FIG. 4 is a sectional side view of the transport mechanism of the present invention and illustrates the transitional movement of the semiconductor slice cassettes 52 between forward portion 42 and rear portion 46. As shown in FIG. 4, a transport and gearing mechanism 54, to be subsequently described, cooperates with glider plate 50 to move base 12 within housing 41 in the direction of arrow 55 through an angle of approximately 200°. The semiconductor slice cassettes 52 are thus transported between forward portion 42 and rear portion 46 (shown as 52'). As shown in FIG. 4 and described in greater detail in the co-pending patent application, carrier 10 is designed so that the semiconductor slice cassettes are supported therein on base 12 at an angle of approximately 30° to said horizontal. Because it is desirable to present the semiconductor slices to the process machine in a substantially horizontal orientation, gearing mechanism 54 is designed so that glider plate 50 is presented at rear portion 46 at an angle of approximately 30°. The semiconductor slice cassettes 52' are thus substantially vertically oriented at rear portion 46, with the slices being thus presented in the desired horizontal orientation.

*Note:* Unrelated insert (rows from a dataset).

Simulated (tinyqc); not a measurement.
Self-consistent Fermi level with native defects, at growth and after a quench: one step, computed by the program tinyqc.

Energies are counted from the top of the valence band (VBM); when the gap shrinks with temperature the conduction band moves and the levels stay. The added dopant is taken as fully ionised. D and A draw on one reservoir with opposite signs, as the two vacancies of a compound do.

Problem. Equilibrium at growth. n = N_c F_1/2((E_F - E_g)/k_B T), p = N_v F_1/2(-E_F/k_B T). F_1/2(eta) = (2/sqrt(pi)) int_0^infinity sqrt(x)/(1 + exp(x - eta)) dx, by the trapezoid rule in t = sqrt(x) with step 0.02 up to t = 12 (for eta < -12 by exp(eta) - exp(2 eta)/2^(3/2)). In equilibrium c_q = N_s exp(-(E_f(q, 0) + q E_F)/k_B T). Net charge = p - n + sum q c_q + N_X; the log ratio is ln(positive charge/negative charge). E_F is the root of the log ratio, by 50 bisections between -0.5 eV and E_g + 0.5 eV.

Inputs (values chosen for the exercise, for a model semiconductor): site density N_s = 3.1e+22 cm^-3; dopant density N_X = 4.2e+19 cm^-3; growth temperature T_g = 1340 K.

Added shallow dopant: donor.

FIG. 5 is a section front view of the transport mechanism of the present invention, taken from the forward portion 42, with the base 12 and slice cassettes 52 omitted for clarity of illustration. As shown in FIGS. 4 and 5, the transport mechanism comprises a number of controls including a drive motor 56 and a brake 58 coupled through belts 57 and 59 to drive and brake a drive shaft 60. A power supply 62, a circuit card rack 64 and associated cooling fan 65 are provided proximate the bottom surface of housing 41, and are interconnected to provide power and control of the system. The transport mechanism also comprises a pair of belt drive assemblies 66, 68 positioned on and cooperating with the opposing sides of glider plate 50 to effect movements of the glider plate 50 between forward portion 42 and rear portion 46.
Transport mechanism 40 also comprises a purge plate assembly 70, which includes glider plate 50, shown in greater detail in FIG. 6. As shown in FIG. 5, the area of housing 41 containing purge plate assembly 70 and a portion of belt drive assemblies 66 and 68 is encapsulated in a stainless steel enclosure 72. Enclosure 72 thus isolates that portion of housing 41 from the particulate generating motors and fans located in the lower portion of the machine. This isolation reduces the risk of particulate contamination being introduced to the semiconductor slices as the semiconductor slice cassettes are being transported through the housing. A flexible hose 74 is attached to enclosure 72 and communicates with an orifice provided in the bottom surface of the enclosure 72. Hose 74 extends downwardly through housing 41 to an exhaust fan 75 located on the bottom surface of the housing.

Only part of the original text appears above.